I started yesterday, in the office, by ringing Telefonica on 1004. I then tapped in my phone number. I then listened to music. I then met Alfredo, who rather thought it was a technical problem and not a mere overdue bill. After trying to sell me a special summer telephone deal, he passed me to a colleague who was of the sound opinion that there was nothing wrong with the line and that, indeed, coughing up something in the billing department would do the trick and, oh, by the way, could I press a button to tell the company if I had been treated politely. A number one, if I would be so kind.
The new billing lady, after making sure that I knew my telephone number and wasn’t in fact carrying a false residence card number – which I was as a matter of fact, as the phone is in somebody else’s name – finally gave me a price.
You can only pay your old phone bills at the Banesto bank. There’s one in the village.
I drove up the hill, past all the parked tourist cars, and then down the other side for some distance. It’s hot and dusty and a pull to totter up to the top again, just to pay the 100 euros and eight cents that the Telefonica company wanted.
The Banesto bank in the pueblo is a small room with two tables, one computer, a few concerned looking ashtrays, and a sign saying that you can only pay Telefonica bills on Tuesdays and Thursdays and before 10.30am. And an air-conditioner. It’s Thursday midday and I’ve spent enough time on this. But, on the bright side, I'm cool.
The bank flunky tries to send the wretched company a transfer anyway. But the computer won’t accept it. ‘Come back on Tuesday morning, early’ suggests the fellow. Or, perhaps he said ‘wear something light and get the morning off from your work. Another five days without phone or internet will put you in a splendid mood. Your walk up the hill, past all the accordion players and elderly beggars will place you in a happy frame of mind and when I finally take your money you will be pleased to consider that, in a mere 48 hours after the transfer, your phoning and surfing rights will be fully returned to you’.
I went into the bar next door. Carmen is nice. She set me up a beer as I rang 1004 on my mobile phone. Typed in my number. Listened to music, diddle di diddle di dee… Our operators are busy, please call back another time…
So I was talking to Carmen while holding the phone to my ear after another attempt, when a voice suddenly came on in… English!
‘Yess, how can ay help you?’ ‘Lissen, girlie, I wanna pay my phone bill and the stupid bank says that the figure is wrong and I’ve spent the whole morning farting about and I…’
‘Yes sir. The computers are down here. Call again later’.
So I will.

Tuesday, July 11, 2006

A Sporting Update

I was raised on the fine novels of H. Rider Haggard with his heroes like Alan Quartermain and The Elephant Hunter. Here we see an example of such an intrepid person as he pursues the common sparrow, a regular invader of our birdcage.The sparrows somehow get in, and make themselves at home. The regular tenants, the lovebirds, aren’t too taken by this invasion of gatecrashers. Step forward – the Great White Sparrow Hunter.
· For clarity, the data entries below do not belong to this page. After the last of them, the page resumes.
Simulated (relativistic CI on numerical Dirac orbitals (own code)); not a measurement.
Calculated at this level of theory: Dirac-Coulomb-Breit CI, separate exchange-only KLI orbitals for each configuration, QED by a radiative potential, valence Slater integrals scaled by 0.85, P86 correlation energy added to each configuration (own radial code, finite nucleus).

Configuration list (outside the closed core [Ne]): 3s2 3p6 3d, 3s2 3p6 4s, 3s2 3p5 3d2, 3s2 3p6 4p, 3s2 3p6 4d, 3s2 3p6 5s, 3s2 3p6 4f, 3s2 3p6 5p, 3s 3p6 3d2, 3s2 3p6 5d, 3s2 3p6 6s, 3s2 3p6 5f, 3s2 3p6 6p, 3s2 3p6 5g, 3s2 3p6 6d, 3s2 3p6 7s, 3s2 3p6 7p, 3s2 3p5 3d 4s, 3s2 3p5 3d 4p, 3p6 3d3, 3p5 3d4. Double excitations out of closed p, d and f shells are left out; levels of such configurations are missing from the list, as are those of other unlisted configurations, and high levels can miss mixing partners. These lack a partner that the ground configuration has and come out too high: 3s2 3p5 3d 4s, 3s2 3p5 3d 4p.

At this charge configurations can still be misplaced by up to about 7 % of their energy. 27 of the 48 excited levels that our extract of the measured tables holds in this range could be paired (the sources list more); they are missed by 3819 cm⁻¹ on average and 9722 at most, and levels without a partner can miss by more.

Note: no sparrows were hurt in the making of this photograph

Concert in Cartagena



Without doubt, it’s the oddest city on the Spanish mainland. Cartagena (New Carthage, Cartago Novo) is a navy city about 60 kms from Murcia.
Imagine two mountains, with the sea flowing in between them. A third mountain stops the sea’s progress further inland. This third mount has massive fortifications and is topped by a castle. Around and behind, the city stretches, in most cases old, bombed out, collapsed. Narrow streets with boarded up shops and ornate nineteenth century fronts held up by builders’ supports. Old bars – the type that looks like a garage, you can pee out the back. Arab tea-rooms (no booze, but good lamb dishes). The occasional massive colonial structure or military barracks in mothballs. We walked down one narrow street (in the Arab quarter) which decanted apologetically into the ground floor of a ruined house. Wire on the left held us from a crag with a tower on it. The track continued through the wall of a vestibule straight into a small room with a virgen in it and a dozen lit candles, and out, left, into the sunlight again.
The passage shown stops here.